It’s the 810 gigatonnes and climbing in our atmosphere that
causes the atmos-fear. Carbon is a stable atom, but the amount of it in our
atmosphere is de-stablising its ability to control our climate. We can’t even exhale without it; my
eco-worrier paranoia comes to the fore, cringes and wonders - should I cut down
on breathing?
The average person inhales around 25,000 times a day
filtering 10,000 litres of air for oxygen and producing approx 900 grams of
CO2, more if physically active. With over 6 billion of us that’s close to 6
trillion tonnes of CO2 a day. Seems like
one of those figures meant to restrain your desire to sigh and instead consider
draconian population control. But don’t hold your breath! What we are exhaling
is fast cycle CO2 - it was absorbed by eating plants and animals that ate
plants. Emitting this CO2 doesn’t make
any difference to atmospheric levels as it would have decomposed and re-entered
the environment within a short time period anyway. So breathe easy.
It’s become a much maligned substance, but, like our
decision to consider guns evil (when it’s the person using them), or that money
is evil (when it’s the love of it), carbon is the scapegoat side effect of our
lifestyle.
Carbon is naturally sequestered in coal, oil, and organic
matter over millions of years and we’ve become adept at extracting it. We have
a myriad of techniques devised to access the stored energy to do everything
from increase the carbon value in our toast (by burning it) to converting it
into plastic boxes plugged into fossil fuel based energy sources used to exchange electronic information,
sometimes all day, in the thermostatically controlled atmosphere of a home or
office.
We are so inventive with the stuff, we drop it below –78.5o
and use it to make dry ice to augment
nightclub atmosphere in which we toss back drinks livened up with little
bubbles made of the same stuff. There seems to be no end to the things we can
do with two oxygen atoms covalently bonded to a single carbon atom.
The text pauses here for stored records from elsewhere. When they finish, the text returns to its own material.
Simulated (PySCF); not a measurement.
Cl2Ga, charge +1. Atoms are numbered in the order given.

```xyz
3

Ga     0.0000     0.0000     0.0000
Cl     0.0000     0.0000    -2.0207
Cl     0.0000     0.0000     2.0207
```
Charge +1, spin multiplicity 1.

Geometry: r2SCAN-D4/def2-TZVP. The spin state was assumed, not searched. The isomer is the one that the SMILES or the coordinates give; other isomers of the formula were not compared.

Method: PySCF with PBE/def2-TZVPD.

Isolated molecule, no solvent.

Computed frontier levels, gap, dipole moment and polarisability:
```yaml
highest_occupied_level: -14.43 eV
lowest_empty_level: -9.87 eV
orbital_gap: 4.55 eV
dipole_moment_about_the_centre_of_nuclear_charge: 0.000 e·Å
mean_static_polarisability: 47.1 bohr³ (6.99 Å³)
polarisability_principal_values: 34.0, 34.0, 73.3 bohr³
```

It’s difficult to visualize 391ppm of carbon suspended in
the atmosphere. The problem is it’s invisible to the eye and odourless and
unless you have a Photo acoustic Field Gas-Monitor handy you can only measure
its effects by the number of magazine articles and news bulletins the subject
generates.
However, when we drive to work and flick switches on
electrical appliances we can visualise our contribution to the carbon equation
by understanding that on average, for every litre of petrol we burn, 2.4 kilos
of CO2 is created and this pollutes 10,500 litres of fresh air. Every kilowatt
hour of coal produced electricity creates approximately 1 kilogram of CO2. An average household uses 15 kWh a day,
polluting 65,000 litres of air.
For the
eco-worrier, when it comes to the carbon cycle, the best advice is to get on
yours and don’t be frightened to exhale!
6 comments:
Hi Linda,
Great post, the carbon atom is not our fault, only our misuse of it and breaking the natural carbon cycle. However as half of the post is hidden in black text, it was difficult to read until I figured out that I had to highlight it to read it. Nice trick, that will confuse the Big carbon lobby!
Gav :-)
LOL! Fixed
errr........I hate to say this but lots of it is now long lines going under the side bar!
:)
viv in dn
Mine was viewing fine. How strange. Copied and pasted as unformatted text and I think the issue is resolved. Thanks for pointing it out Knutty Knitter.
With over 6 billion of us that’s close to 6 trillion tonnes of CO2 a day.
No it's not. 6 billion of us would need to produce 1000 tonnes of CO2 per day to meet this figure, which is not going to happen simply by breathing.
Well there you go, I was never any good at maths.